Turner Construction VP and GM Dan Wheeler, above, said the biggest challenges in Oakland come down to a chicken-and-egg scenario. While there are a variety of high-rises with entitlements, many haven’t broken ground because they are waiting for a large anchor tenant. Rents need to catch up to make the cost of construction worth the build, he said.

Working with the City of Oakland has also had its challenges, but many find it easier than San Francisco.

Dan said the entitlement stage has gotten better in Oakland, but construction permitting can be slow because the city doesn’t allow third-party reviews.

Truebeck Construction's Sean said his experience has been positive and permitting has been twice as fast in Oakland compared to San Francisco.

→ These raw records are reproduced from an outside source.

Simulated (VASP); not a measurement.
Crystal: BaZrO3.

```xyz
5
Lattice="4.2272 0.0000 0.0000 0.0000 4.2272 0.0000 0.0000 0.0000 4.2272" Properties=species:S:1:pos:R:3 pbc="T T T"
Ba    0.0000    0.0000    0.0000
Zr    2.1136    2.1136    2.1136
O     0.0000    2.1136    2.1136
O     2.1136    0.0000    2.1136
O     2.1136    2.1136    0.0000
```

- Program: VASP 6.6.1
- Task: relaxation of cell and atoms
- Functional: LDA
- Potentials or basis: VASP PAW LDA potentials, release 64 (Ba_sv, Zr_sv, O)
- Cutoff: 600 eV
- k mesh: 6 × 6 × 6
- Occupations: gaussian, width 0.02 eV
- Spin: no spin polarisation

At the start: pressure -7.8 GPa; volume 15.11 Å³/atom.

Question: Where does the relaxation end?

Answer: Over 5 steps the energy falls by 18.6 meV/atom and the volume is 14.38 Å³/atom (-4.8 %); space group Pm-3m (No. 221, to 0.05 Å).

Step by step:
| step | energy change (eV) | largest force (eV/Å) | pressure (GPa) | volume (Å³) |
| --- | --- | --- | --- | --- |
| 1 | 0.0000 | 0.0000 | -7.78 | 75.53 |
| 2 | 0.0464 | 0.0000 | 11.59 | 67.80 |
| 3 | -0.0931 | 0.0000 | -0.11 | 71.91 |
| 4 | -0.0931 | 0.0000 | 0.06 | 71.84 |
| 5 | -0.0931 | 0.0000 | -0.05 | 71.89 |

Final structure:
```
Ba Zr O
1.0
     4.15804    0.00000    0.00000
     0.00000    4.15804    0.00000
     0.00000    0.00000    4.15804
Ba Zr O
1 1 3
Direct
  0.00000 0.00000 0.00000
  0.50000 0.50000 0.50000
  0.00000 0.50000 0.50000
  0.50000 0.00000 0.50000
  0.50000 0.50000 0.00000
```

Excolo Construction Services principal Bob Farman, above right with Excolo Construction Services relationship director Wendy Goodman and Mike Mast, has had a similarly quick process for small tenant improvement projects in Oakland with the only holdup being with the fire department. Permits often take six to eight weeks after they are submitted, but Bob said having good communication with the fire department helps improve the process.

Bob said the biggest challenge he often faces is getting subcontractors to come into his small tenant improvement projects. Because his projects are small and have a quick turnaround, it’s often difficult to find subs who have time to do the job. He typically lets subs know if a project is coming to make sure they are ready to jump onto the project.